LOS ANGELES — – The Oscar-nominated song "Blame Canada," an obscenity-laced song about censorship from the South Park movie, has put ABC's censors and the producers of the Academy Awards in a quandary.
ABC has told producers they need to either clean up or bleep out profanity in the tune so that it can be performed with the four other best-song nominees on the March 26 Oscars telecast, composer Marc Shaiman, who wrote the song with South Park co-creator Trey Parker, told Reuters on Wednesday..
In the song, angry parents and community leaders in the United States condemn Canada for exporting an obscenity-laced kids' movie they accuse of corrupting their children.
The song contains such expletives as the notorious "f"-word, a different "f"-word that means an expulsion of intestinal gas, and a swipe at a famed Canadian singer-songwriter, "that bitch Anne Murray."
"We'll figure out a creative way to make light of the whole situation," Shaiman said. "It's a song about censorship from a movie about censorship, so the irony is not lost on any of us that we're being asked to censor the song."
Bruce Davis, executive director of the Academy of Motion Picture Arts and Sciences, told Reuters the producers have devised a few "clever" ways to "work around the big f-word" and are trying to decide which is funniest. However, "we're not looking to pioneer in that area."
Davis said the word bitch has already become fairly commonplace on prime-time television. He added, "Anne Murray has been very gracious about the reference to her and finds the song very amusing ... so we probably will deliver that line. We tried to get her to sing that line, but she's on tour and can't do it, but she liked the idea."
The big question is what to do about the second "f" word. According to Davis, the academy, songwriters and ABC are "still in conference" over that one.

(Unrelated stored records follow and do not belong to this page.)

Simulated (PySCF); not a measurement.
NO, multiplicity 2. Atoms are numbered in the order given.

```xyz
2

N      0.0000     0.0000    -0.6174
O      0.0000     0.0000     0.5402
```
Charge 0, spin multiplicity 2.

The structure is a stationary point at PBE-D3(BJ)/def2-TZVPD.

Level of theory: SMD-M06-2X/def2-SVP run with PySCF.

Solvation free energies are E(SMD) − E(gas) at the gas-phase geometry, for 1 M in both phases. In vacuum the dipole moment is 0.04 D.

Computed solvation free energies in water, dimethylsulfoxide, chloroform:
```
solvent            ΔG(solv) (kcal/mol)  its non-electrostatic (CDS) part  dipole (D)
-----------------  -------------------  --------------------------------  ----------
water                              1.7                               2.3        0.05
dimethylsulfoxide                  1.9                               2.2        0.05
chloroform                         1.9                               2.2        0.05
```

Shaiman joked that the academy should urge this year's Oscar presenters and recipients to "incorporate the word ... into their intros and speeches, so that by the time the song rolls around, the censors will be in a coma."
"I never thought I'd grow up to be the person who is fighting the good fight so that fart could be said on the Academy Awards, but if that is my mission in life, so be it," he added.
As it happens, "Blame Canada" is one of the cleaner songs from South Park: Bigger, Longer & Uncut, whose soundtrack also includes such chestnuts as "Uncle Fukka" and "Kyle's Mom's a Bitch."
Still, the surprise nomination of "Blame Canada" is posing a unusual dilemma for this year's Oscar broadcast.
"I'm not aware that we have ever had quite that problem before," Davis said. "Everybody knew what the movie was like, and part of the joke was that the songs were scatological and foul to the extreme."
"Blame Canada" is up against much tamer fare in the contest for the best-song Oscar — Diane Warren's "Music of My Heart" from Music of the Heart; Aimee Mann's "Save Me" from Magnolia, Randy Newman's "When She Loved Me" from Toy Story 2 and Phil Collins' "You'll Be In My Heart" from Tarzan.